Matthew Bourne’s Romeo and Juliet (Montague Company)

Director and choreographer Matthew Bourne, music Sergei Prokofiev
New Adventures
Sadler’s Wells

Andrew Monaghan as Romeo and Seren Williams as Juliet Credit: Johan Persson
Matt Petty as Senator Montague, Madelaine Brennan as his wife, and Andrew Monaghan as Romeo Credit: Johan Persson
Andrew Monaghan as Romeo Credit: Johan Persson
Andrew Monaghan as Romeo and Danny Reuben as Tybalt Credit: Johan Persson
Andrew Monaghan as Romeo and The Company Credit: Johan Persson
Danny Reubens as Tybalt and The Company Credit: Johan Persson
Asher Rosenheim as Balthasar Credit: Johan Persson
Andrew Monaghan as Romeo and Seren Williams as Juliet Credit: Johan Persson
Andrew Monaghan as Romeo and Seren Williams as Juliet Credit: Johan Persson
Seren Williams as Juliet Credit: Johan Persson

What a difference a day makes… well, two weeks actually. Or maybe it's the seating. Two weeks ago, I was upstairs in the circle, today I’m in the stalls closer to the action, more involved, more aware of little nuances and witty touches that are always there in Matthew Bourne’s productions. Exits and entrances are clearer, as is characterisation and facial expressions.

I must eat humble pie: I am won over, and moved, as I was not before, by the second cast of Romeo and Juliet. This cast is called the Montague Company, the first, naturally, was the Capulet Company. Friendly rivalry perhaps to keep them keen… Whose side are you on—but is that fair? Should one compare?

Yet it’s human nature to take sides and I am totally captivated by Danny Reubens’s afflicted Tybalt, Andrew Monaghan’s needy Romeo, Seren Williams’s deceptively sweet Juliet, even though their duets are on the safe side if one inevitably compares with Kenneth MacMillan’s version. Their joined at the lips climb up the stairs is amusing yes, as are the mock dormitory nuptials, but dramatic no. Tybalt gatecrashing the party is. Lulled by the dream of love, dangerous reality comes hurtling in, mocking and sinister.

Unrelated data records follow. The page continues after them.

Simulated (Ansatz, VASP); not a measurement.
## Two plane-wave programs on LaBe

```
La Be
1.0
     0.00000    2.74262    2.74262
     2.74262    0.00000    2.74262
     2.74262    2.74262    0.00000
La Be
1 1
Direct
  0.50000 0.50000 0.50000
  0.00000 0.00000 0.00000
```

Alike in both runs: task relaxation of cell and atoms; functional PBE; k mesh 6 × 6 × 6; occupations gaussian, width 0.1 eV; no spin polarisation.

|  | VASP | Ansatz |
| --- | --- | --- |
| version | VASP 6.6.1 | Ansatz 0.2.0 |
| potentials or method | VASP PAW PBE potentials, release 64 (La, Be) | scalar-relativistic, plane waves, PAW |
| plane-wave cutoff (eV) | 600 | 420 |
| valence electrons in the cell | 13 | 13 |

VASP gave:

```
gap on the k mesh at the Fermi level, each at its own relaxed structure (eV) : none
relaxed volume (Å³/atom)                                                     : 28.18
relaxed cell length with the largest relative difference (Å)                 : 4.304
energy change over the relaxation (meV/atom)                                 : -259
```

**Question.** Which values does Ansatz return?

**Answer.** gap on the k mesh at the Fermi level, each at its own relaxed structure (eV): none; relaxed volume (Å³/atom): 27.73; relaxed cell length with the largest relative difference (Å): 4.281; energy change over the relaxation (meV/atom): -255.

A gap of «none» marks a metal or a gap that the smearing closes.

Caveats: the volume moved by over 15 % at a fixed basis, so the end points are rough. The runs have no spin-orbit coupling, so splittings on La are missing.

There are no Capulets, no family rivalry in the scenario, only a huge division between the conveniently incarcerated teenagers and their elders. Should it be called Romeo and Juliet? Why not the Verona Institute, where all the harm is done? Repressed emotions, damaged psyches, look what putting a lid on a pressure cooker can do. Maybe Romeo and Juliet are only the representative tip of the submerged institutional iceberg, a convenient place for adults to park troublesome teenagers with raging hormones.

Senator Montague (Matt Petty in both casts) with his Trumpian handshake (didn't notice that before, or maybe it’s an add-on), and his steely wife get rid of an unloved twitchy Romeo (a display of deliberate antic disposition) and pay over the odds to keep him locked away, forever. This time I see Montague add two more noughts to his bribery cheque to the institution. Or has Bourne tweaked?

Adult corruption is rife, psychiatrists and doctors and nurses toe the line. Only the lovely Rev Laurence (Madelaine Brennan), on keyboard at the school disco, has a soft spot for the frustrated inmates. Juliet is violated by Tybalt (her solo of revulsion says it all), though, as in good Greek tragedies, it happens offstage, as does the shooting of Mercutio. Tybalt’s death, on the other hand, is given the dramatic treatment—the full company tugging on the belt round his neck, though poor Romeo is left holding the incriminating evidence.

It only takes one bad apple, and Tybalt is the one, the one with the headaches, the fits, the alcohol—one almost feels sorry for him in Reubens’s performance. An uncontrollable passion for Juliet that can only lead to a sad end, for him and for the lovers. Romeo is locked away, but Juliet is helped by the vicar to find her way to his solitary room (in solitary not the boys’ dorm because of his crime), and there they consummate their love, two unloved children.

But why has Juliet a knife under her pillow? How did she get it? Would she have used it on Tybalt, could she have overpowered him? Well, she does use it on Tybalt, except in her brief moment of psychosis (has she not been taking the pills?) it is Romeo she sees as Tybalt returned from the dead, a red scar on his neck (couldn't see that from upstairs). Seren Williams’s horror and despair is heart-wrenching—she appeals to us, runs back to Romeo (great performance from Monaghan, shaking in shock), holds his wound, searches for a doctor in the morgue where Mercutio lies on a slab.

Why is there no doctor to be found? Why is there a knife (not a scalpel) on that slab? The two-hour evening ends as it began with the tragic pair under the spotlights on a cold white slab. We know the ending before the end, but it's the journey, and Bourne gets us there with wit and ingenuity.

The young cast of students and recent joiners of the company give it their all, and what an opportunity. I spot Matthew Rawcliffe from the BBC Young Dancer 2019 competition, now a second year Rambert student (there are three from Rambert School amongst the six associates), and Jana Baldovino stands out as one of Juliet’s friends trying to raise the alarm when Tybalt drags Juliet away. Ben Brown—in both casts as Mercutio (he came to the rescue last time)—and long-legged Asher Rosenheim (a new recruit to New Adventures) as his lover Balthasar are very good.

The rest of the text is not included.